In a delicious piece of casting, the brothers are played by identical twins Luke and Harry Treadaway, with only a slight difference in hairstyle and different coloured underwear to mark them apart; so when they face each other on stage and joke about it being like looking in a mirror, it is indeed so.
Once they start living together, the relationship between the two brothers quickly starts to deteriorate. Karl finds his new life a struggle and starts to imitate his brother, to wear his (shiny, shiny) suits and to teach Franz's young son Russian, to blur the line between himself and his twin. Ravenhill uses this device to convey the crisis of a country trying to create a new vision for itself, one of a united future, and the cultural and ideological divisions that remain even after the wall has been torn down.
Co-directed by Ravenhill and Ramin Grey, the production has a pared down aesthetic. Johannes Schutz's set is a stark white box filled with further boxes: brands haphazardly stacked, a jumble of plastic condiment bottles and serial packets, all labelled with familiar names, the detritus of the West.
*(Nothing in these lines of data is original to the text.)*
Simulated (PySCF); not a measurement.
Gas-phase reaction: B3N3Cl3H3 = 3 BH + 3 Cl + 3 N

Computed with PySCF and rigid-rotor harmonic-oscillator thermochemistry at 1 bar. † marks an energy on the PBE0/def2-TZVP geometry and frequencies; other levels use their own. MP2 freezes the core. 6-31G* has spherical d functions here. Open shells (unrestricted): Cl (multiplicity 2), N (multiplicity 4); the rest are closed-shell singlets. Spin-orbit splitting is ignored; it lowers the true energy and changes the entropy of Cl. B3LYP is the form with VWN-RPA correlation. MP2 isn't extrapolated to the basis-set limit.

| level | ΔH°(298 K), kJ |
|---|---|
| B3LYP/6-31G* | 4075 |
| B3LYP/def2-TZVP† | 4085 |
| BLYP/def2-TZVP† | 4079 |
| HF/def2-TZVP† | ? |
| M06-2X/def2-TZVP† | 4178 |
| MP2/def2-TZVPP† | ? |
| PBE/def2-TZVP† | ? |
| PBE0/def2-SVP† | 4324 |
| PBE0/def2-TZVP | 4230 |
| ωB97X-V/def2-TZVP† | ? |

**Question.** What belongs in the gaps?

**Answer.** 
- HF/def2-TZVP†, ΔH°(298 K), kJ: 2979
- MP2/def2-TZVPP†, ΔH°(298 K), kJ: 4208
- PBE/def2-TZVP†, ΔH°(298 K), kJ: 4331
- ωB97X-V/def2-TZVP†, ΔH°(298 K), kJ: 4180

This spare way of presenting things extends to the performances, and to the very texture of the piece. The Treadaways, frequently speaking in unison, deliver their dialogue in an oddly detached fashion. That is not to say their delivery is empty of emotion, but what emotion there is feels intentionally askew. There is a flatness to their line readings, sentences end bluntly, rather than trailing off naturally, and when they speak in foreign languages – Franz in English or Karl in Russian – we hear a string of nonsense words instead. This manner of staging, playful, teasing and stripped of the unessential, is reminiscent of the Court's recent productions of work by German playwright Marius von Mayenburg, The Ugly One and The Stone, which began the Off The Wall season.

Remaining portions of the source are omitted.